Blattspitzen in Central Europe –Sink the Fossille Directeur concept!

Plate 1
Plate 1: Bifacial Foliate from Lake Turkana (MIS 7-3); Figure 1: Bifacial Foliate from Thebes Nord (MIS 5-3); Figure 2: Uni- and Bifacial Points from Namibia (MIS 5-3); Figure 3: flat bifacial Tool ("Faustkeilblatt") from Lichtenberg , Lower Saxony (early MIS 3); Figure 4: "Blattspitze" (Leafpoint) from Lenderscheid probably MIS 3; Figure 5: "Blattspitze (Leafpoint) from Moravany Dlah (late MIS3).

Figure 1
While in Africa the Presence of Bifacial Foliates in the MSA was recognized since the 1930s (Aterian, East and South African MSA), in Central Europe, Blattspitzen were for a long time seen as Ispecific Markers of the Solutrean (Obermaier 1912, Goodwin and van Riet Lowe 1929, Leakey 1936).

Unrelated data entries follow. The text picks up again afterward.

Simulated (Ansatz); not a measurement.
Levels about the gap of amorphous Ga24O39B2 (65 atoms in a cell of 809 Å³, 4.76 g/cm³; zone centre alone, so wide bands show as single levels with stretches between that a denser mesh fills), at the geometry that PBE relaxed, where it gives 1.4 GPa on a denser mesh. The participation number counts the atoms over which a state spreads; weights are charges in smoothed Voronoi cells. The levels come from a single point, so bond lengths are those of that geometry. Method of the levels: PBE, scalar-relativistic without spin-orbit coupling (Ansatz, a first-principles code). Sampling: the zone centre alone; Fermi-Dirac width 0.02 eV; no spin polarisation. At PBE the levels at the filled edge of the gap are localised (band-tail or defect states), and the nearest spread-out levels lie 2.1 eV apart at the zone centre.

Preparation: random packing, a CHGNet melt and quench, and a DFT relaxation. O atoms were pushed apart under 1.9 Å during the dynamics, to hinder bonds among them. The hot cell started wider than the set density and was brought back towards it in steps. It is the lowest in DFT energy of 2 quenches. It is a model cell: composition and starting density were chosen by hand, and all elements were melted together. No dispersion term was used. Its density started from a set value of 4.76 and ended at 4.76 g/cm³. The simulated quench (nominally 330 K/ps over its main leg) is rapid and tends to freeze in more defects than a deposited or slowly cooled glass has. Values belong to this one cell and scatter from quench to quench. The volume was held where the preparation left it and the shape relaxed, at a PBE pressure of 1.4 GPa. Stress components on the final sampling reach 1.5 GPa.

For Central Europe, it were Prošek (1953) and Freund (1952) who, in the 1950s, attempted a systematic survey of the „Blattspitzen Culture“. They were able to prove that this technocomplex was older than the Solutrean of W-Europe. Subsequently these ensembles were dated to an interstadial of the last glaciation (MIS 3).

The examples in Figures 2 & 3 show, that the „bifacial option“ was always present not only during the MSA but also during the European Middle Paleolithic since OIS 9-7.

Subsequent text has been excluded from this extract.